This is clearly a wrong that must be brought to rights.
I, for one, would love to do one.
“Eric, how did you feel about tonight’s show?”
“Well, you know, we didn’t get a lot of the breaks tonight. John brought the wrong harmonica for ‘Dream Girl,’ so that kind of threw him off. The monitors were in and out all night. A lot of things were just outside our control. But, you know, we’re mentally tough, and we played it out to the end. This band’s got a lot of heart.”
“Is it fair to say that you didn’t have your best performance tonight?”
“Yeah, I think, yeah, you could say that. I’ve kind of been trying to find my groove the last few shows. We’ve been on the road for awhile now, and I think it’s hitting us all in different ways.”
“What do you plan to do to bust out of this slump?”

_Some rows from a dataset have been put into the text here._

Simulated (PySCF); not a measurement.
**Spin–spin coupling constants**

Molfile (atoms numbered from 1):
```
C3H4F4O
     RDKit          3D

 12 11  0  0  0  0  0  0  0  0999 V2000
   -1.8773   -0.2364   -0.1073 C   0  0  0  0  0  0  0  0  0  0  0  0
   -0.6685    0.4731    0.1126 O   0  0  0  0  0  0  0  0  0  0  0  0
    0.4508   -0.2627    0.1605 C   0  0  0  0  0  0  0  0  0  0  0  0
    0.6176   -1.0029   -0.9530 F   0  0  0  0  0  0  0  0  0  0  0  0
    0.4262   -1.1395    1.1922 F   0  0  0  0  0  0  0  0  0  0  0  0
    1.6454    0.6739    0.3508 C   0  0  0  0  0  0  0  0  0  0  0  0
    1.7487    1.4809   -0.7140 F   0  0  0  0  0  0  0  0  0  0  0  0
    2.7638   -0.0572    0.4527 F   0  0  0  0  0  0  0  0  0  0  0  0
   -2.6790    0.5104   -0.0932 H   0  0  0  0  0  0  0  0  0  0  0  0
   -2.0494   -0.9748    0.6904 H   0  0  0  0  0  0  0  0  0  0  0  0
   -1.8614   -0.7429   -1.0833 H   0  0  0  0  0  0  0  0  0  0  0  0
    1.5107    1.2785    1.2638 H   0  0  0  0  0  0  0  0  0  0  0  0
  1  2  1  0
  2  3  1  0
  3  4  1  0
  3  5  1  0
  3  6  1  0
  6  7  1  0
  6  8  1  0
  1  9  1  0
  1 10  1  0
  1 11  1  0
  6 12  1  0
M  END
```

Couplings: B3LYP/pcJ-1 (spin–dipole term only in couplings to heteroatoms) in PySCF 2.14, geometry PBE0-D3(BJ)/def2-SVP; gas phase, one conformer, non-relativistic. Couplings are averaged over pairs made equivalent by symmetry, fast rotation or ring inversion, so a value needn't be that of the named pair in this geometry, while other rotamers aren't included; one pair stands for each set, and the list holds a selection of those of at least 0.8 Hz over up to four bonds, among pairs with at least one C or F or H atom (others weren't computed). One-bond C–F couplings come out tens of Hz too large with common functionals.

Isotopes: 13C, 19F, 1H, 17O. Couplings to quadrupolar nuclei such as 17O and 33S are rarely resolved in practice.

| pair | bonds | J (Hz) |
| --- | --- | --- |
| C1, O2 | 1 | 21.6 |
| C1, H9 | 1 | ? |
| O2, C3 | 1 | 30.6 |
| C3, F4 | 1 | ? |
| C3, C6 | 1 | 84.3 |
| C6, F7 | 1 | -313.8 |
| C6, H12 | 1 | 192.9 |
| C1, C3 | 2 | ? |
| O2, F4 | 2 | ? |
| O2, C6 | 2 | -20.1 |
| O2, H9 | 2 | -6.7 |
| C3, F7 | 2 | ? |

"’Slump’? Who said anything about a slump? We’re not
sucking, we’re just, just not playing straight-A shows the last few nights. "Slump" is an overstatement. We just need to go back out tomorrow and play like we know we’re capable of playing. It’ll work itself out in the end. We just gotta keep plugging away.”
On second thought, I think we can do with as little of that kind of “news” as possible. The older I get and the more I think about it, I think pretty much anything in the sports section outside of box scores and injury reports is just useless ephemera that no one needs to waste their time writing or reading.